3 stars (out of 4)
Now that electronic music has become a major presence on the pop charts and the sports arenas of North America, the timing couldn’t be better for the French godfathers of 21st Century rave to strap on their robot gear and ride their synthesizers down from the space station.
But Daft Punk’s fourth studio album, “Random Access Memories” (Columbia), isn’t a victory lap so much as a commentary on what’s missing from the new golden age of electronic dance music.
Daft Punk founders Thomas Bangalter and Guy-Manuel de Homem-Christo have been talking smack about EDM lately for its lack of personality and distinctiveness. Not that their music was ever particularly original; Daft Punk’s two finest albums, “Homework” (1997) and “Discovery” (2001), were essentially lovingly created tributes to the glory days of Chicago acid-house and Detroit techno.

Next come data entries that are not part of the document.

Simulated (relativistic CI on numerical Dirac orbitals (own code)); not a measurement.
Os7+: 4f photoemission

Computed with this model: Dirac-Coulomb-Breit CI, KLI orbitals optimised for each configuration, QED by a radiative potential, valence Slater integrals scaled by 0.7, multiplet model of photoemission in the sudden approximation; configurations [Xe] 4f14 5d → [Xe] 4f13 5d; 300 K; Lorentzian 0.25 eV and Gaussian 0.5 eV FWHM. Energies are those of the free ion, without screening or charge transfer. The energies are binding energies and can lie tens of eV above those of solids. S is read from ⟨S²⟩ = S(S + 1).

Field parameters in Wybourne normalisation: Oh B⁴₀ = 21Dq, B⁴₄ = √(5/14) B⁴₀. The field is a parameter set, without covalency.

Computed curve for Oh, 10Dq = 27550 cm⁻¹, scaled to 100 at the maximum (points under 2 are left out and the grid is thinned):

But Daft Punk’s feel-good hooks and the warmth underlying their machine-driven creations were undeniable. They invested the past with a futuristic glow – a feeling that took physical dimension when they staged their appearance at the Coachella festival in 2006 from inside a neon, three-dimensional pyramid. In many ways, that moment was a turning point for live electronic music in America, to the point where it’s now a major industry.
And yet, an ongoing theme in the duo’s music has been the struggle to find the soul amid the technology. It was right there in the title of their undercooked 2005 studio album, “Human After All,” and it underpins their soundtrack for the 2010 sequel to a pioneering piece of sci-fi cinema, “Tron: Legacy.” With “Random Access Memories,” they immerse themselves in a time when the technology had not outrun the humanity, when the nexus of machines, studio craft and pop culture was still under construction. They jumble ‘70s disco, jazz fusion, progressive music and Tangerine Dream electronica with a side order of pop- and Broadway-manufactured cheese.
The guest list is a mile long, a collection of legends (Chic founder Nile Rodgers), celebrity eccentrics (songwriter Paul Williams), studio heavies (drummer John JR Robinson) and contemporary stars (the Neptunes’ Pharrell Williams, the Strokes’ Julian Casablancas, Animal Collective’s Panda Bear). Live performance takes precedence over digital precision and editing. In many ways, it is the least forward-looking Daft Punk recording, but also the most ambitious – a concept album that plays like an alternative music history, with an emphasis on styles and sounds that don’t usually fit into the Baby Boomer-dictated pop/rock canon.
The manifesto “Give Life to Music” opens the album with a bombastic, arena-rock flourish, then slides onto the dancefloor behind Nile Rodgers’ guitar. What other rhythm guitarist sounds so instantly distinctive? Rodgers’ instrument glides atop the bass and drums, shaping a melody line while dictating groove. Then when the vocoder-enhanced vocals drop away, the guitar becomes more tactile, percussive. When Rodgers locks into a hypnotic rhythm pocket with drummer John JR Robinson, it feels like it could and should go on forever.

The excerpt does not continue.